Mexico is restoring the murals of Diego Rivera — admirer of Lenin, friend of Trotsky and lover of Frida Kahlo.

MEXICO CITY, Mexico — Diego Rivera's murals are to Mexico what the Michelangelo frescoes are to Rome.

The walls of Mexico City's National Palace are filled with the artist’s vision of the pre-Hispanic indigenous Mexico of the Aztecs, the Conquest and battle for independence, and a Marxist utopia of the 20th Century.

And now, with the upcoming 2010 bicentennial of Mexico’s independence and the centennial of the start of the decade-long Mexican Revolution, the government is restoring some of Rivera’s major works and making them more accessible to Mexicans and visitors alike.

Mexicans have always been in love with their famous painter and muralist, admirer of Lenin, friend of Trotsky and husband — twice — of Frida Kahlo.

For decades, however, especially during the 1920s and 1930s, conservatives in Mexico attacked leftist artists and intellectuals, including Rivera, not only for his politics but also for his emphasis on the indigenous and mestizo character of Mexico. Though most of the country was made up of Indians or people of mixed blood, conservatives had always looked to the whites of Spain for their political and moral inspiration. 
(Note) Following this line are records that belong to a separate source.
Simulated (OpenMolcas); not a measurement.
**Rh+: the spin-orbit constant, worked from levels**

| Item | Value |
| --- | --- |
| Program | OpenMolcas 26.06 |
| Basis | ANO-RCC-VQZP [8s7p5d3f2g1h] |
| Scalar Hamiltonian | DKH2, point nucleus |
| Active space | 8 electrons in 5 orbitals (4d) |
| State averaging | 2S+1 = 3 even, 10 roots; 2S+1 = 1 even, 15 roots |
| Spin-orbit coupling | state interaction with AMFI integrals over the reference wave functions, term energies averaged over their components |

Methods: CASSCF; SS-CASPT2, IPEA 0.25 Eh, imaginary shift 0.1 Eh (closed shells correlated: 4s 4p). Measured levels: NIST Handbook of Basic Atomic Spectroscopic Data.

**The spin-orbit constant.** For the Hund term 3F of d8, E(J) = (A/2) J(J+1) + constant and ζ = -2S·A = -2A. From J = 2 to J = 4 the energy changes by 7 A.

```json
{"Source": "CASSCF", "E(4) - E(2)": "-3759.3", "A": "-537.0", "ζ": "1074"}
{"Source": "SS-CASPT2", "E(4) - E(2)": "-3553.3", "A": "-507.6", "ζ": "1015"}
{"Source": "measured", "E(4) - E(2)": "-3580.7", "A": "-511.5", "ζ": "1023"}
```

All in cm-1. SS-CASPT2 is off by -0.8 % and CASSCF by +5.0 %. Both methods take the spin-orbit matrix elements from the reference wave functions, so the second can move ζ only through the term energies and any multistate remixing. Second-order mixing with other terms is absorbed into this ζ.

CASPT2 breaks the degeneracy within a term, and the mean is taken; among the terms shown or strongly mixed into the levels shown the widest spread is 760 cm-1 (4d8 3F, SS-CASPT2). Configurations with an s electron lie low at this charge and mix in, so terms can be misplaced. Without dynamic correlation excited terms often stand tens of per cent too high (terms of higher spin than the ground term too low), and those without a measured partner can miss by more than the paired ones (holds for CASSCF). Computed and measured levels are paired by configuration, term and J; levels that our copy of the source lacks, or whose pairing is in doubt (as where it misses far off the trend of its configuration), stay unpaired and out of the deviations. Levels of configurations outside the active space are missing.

In 1929, the year he married Kahlo, Rivera was appointed to to a position at the Ministry of Education. With two other muralists, he created the Commission of Mural Painting. But a controversy erupted over one of his murals that included the slogan "God does not exist." The mural was kept from public view for nine years. Only toward the end of the 20th century, after the Cold War had ended, did it seem that Rivera's politics had become irrelevant.

Rivera was born in the city of Guanajuato in central Mexico in 1886, during the “Porfiriato,” the nearly uninterrupted 35-year rule of dictator Porfirio Diaz. The misery, poverty, violence and corruption that characterized that era led to the Mexican Revolution of 1910-1921, and to the communist leanings of many intellectuals, political leaders and artists, Rivera among them.

A restoration expert works on a Rivera mural.
(Courtesy National Institute of Fine Arts)

As a young artist, in 1907 Rivera received a grant to study in Europe, where he remained until 1921. In Europe, he witnessed the effects of World War I and returned home a member of the Cubist art movement. In Mexico, he combined his intellectual awareness of politics and social change with a growing appreciation for the indigenous roots of his native land.

In 1922, Rivera joined the Mexican Communist Party and later traveled to the Soviet Union. He was critical of Stalin and became a friend of Trotsky, helping to convince Mexican President Lazaro Cardenas to grant Trotsky asylum. (Trotsky lived for a time with Rivera and Kahlo. He was attacked on Aug. 20, 1940, by an agent of Stalin and died the next day).

American radicals loved Rivera’s art, but his political activism didn’t always go over well with American conservatives. He traveled to the United States in 1930 where, in San Francisco, he painted murals for the Stock Exchange and the California School of Fine Arts. In 1932, he had an exhibition at the Museum of Modern Art in New York, where he had attracted the attention of Abby Aldrich Rockefeller, the wife of John D. Rockefeller and a major patron of the arts.

When she convinced her husband to commission Rivera to paint a mural for the RCA Building at Rockefeller Center, Rivera included a figure of Lenin in the work. When challenged, he refused to expunge Lenin from the work and his commission was canceled. The mural was covered and later destroyed by a group of workers. Rivera recreated the work in Mexico City, and included a figure of Rockefeller along with Marx.